Initially, a new puppy means excitement and fun for everyone. They are rolly polly balls of pure, fluffy cute! A puppy is a new best friend who will be by your side for its entire life. If you allow it, your dog will become a part of your life and you will share many fond memories together. However, even before the initial excitement subsides, new puppy training must begin.
These lessons will help set the stage for your puppy’s life. Done properly, you can promote a healthy and positive daily existence. Always discuss training with your family, even younger members, prior to introducing the new dog. Eventually, even the youngest member of the family may be required to help reinforce puppy obedience training. The best time to bring a new furry friend into your family’s home is during periods of calm, when time can be arranged for puppy care. Ideally, holidays and other celebrations are discouraged. These events can be hectic times that may add stress to your pup as he or she adjusts.
The family should play a role in training a puppy. For example, one of the simplest activities we do each day is ascending and descending stairs. If you have a stair case in your home, your dog will inevitably have to learn to navigate it. This process may prove very intimidating from a dog’s perspective. Take it one step at a time.
Have your family situated just above the pup on the stair. Encourage and urge your little dog to climb up. He or she will most likely be timid at first; some dogs adjust to this faster than others. Size is also a factor. Never place a small, young dog high up on a staircase. The pup could fall and possibly injure itself. Climbing stairs is not a natural activity for a dog in the wild, so it takes time and practice to learn.
Believe it or not, putting on a collar can be traumatic for a pup. A big part of knowing howto train a puppy involves patience and understanding. Start by carefully and calmly buckling the pup’s collar on. Never put the collar on too tight. Never replace your pup’s buckle collar for a choke collar. While these can be valuable training aids, they are not intended to be the actual collar. Your pup may nip and scratch at the collar, but give it time. Eventually, he or she will accept it. If the collar causes excitement levels to go too high, try leaving it on for short periods, slowly lengthening them until your pup no longer minds.

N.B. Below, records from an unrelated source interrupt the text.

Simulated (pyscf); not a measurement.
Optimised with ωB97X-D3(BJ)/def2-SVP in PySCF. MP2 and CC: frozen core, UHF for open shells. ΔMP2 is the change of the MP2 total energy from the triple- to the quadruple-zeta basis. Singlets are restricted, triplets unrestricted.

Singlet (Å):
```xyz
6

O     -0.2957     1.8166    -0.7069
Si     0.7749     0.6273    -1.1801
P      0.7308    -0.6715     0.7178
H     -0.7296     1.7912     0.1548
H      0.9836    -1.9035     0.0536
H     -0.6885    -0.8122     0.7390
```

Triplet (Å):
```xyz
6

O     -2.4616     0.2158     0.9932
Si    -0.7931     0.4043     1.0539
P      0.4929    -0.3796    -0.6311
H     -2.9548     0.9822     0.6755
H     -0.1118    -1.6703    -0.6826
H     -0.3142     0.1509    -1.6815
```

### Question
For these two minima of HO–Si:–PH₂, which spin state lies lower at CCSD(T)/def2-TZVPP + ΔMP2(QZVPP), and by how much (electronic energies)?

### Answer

House training your puppy is one of the first things you will cover. This will help keep your home clean and odor free. It takes time and patience, but do not worry, eventually it will happen. It takes time for a young dog to develop strong bladder control, so do not take every accident as intentional. It is much more likely your pup became overly excited or was urinating submissively.
Training your puppy should be a fun and enlightening learning experience. You can get the entire family involved. Children can learn much about a growing life by observing puppy development and having a hand in basic lessons. Educate your little ones on the importance of patience and consider drawing parallels between the dog’s progress and their own when they were not much bigger than a pup!